00:01, 07 August 2014

He is Dymchurch’s unknown soldier from the First World War.

In the week Britain marked the centenary of the outbreak of that terrible conflict, Dymchurch and District Heritage Group (DDHG) is appealing for help in trying to find out his name.

Members of the group are hoping a special centenary exhibition of the war opening on Saturday will help to identify him.

It is hoped Dymchurch's unknown soldier can be identified
It is hoped Dymchurch's unknown soldier can be identified

Margaret Walker and her husband Colin have spent months researching ahead of the exhibition but this single soldier is proving a mystery – even after an appeal in the Kentish Express in May 2013.

Margaret, secretary of DDHG, said: “We haven’t heard from anyone about him and we’ve obviously been very busy ahead of the exhibition.

“He will be up there. It’s a complete mystery as to who he is. We did think someone might come forward when we first started researching it.”

One of the problems they have faced while researching the various stories is that most people today have never seen a photograph before of their relatives from 100 years ago and may be forced to call on the help of the Imperial War Museum.

Margaret and Colin Walker from Dymchurch & District Heritage Group
Margaret and Colin Walker from Dymchurch & District Heritage Group

Based on the mounting of the photograph on a black material background, a sign of mourning, it suggests the soldier did not return home like hundreds of thousands of his comrades. But there is nothing to indicate exactly where and when he died and with his unit or regiment.

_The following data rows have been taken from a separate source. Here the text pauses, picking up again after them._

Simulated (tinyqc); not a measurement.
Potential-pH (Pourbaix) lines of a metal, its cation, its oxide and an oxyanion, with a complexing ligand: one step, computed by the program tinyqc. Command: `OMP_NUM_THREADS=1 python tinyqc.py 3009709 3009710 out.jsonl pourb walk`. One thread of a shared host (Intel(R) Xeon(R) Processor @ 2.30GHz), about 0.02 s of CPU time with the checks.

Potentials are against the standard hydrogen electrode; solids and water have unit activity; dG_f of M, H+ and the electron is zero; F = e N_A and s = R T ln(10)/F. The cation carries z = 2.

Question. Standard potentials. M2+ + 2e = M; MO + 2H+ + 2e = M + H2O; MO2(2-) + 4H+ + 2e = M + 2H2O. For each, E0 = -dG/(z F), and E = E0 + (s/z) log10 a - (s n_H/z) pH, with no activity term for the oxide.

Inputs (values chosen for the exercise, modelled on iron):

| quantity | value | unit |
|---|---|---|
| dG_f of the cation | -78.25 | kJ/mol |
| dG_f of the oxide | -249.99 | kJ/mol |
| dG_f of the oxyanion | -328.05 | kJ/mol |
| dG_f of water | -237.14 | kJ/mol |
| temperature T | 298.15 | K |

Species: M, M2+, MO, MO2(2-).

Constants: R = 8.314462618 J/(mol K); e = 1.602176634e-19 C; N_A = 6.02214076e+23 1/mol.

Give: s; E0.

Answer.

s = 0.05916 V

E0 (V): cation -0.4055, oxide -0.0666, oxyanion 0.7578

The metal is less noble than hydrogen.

It was donated to the DDHG by Margaret Smith, of St Mary in the Marsh, who grew up in Dymchurch and can trace her family in the area back to the early 1800s. She found the photograph among her mother’s possessions after she died but ruled out the soldier as being her grandfather.

The black background used often in mourning suggests the soldier never came home like hundreds of thousands of his comrades
The black background used often in mourning suggests the soldier never came home like hundreds of thousands of his comrades

Margaret added: “She hasn’t got a clue who he is. There must be a significance there with the way it’s mounted but we’re completely in the dark.”

The group’s exhibition will open on Saturday from 11am until 5pm and on Sunday from 1pm to 5pm at the Old School Room behind the Methodist Church on the corner or Chapel Road and Hythe Road, Dymchurch.

Entry is free with records of Dymchurch’s serving soldiers also part of the exhibition.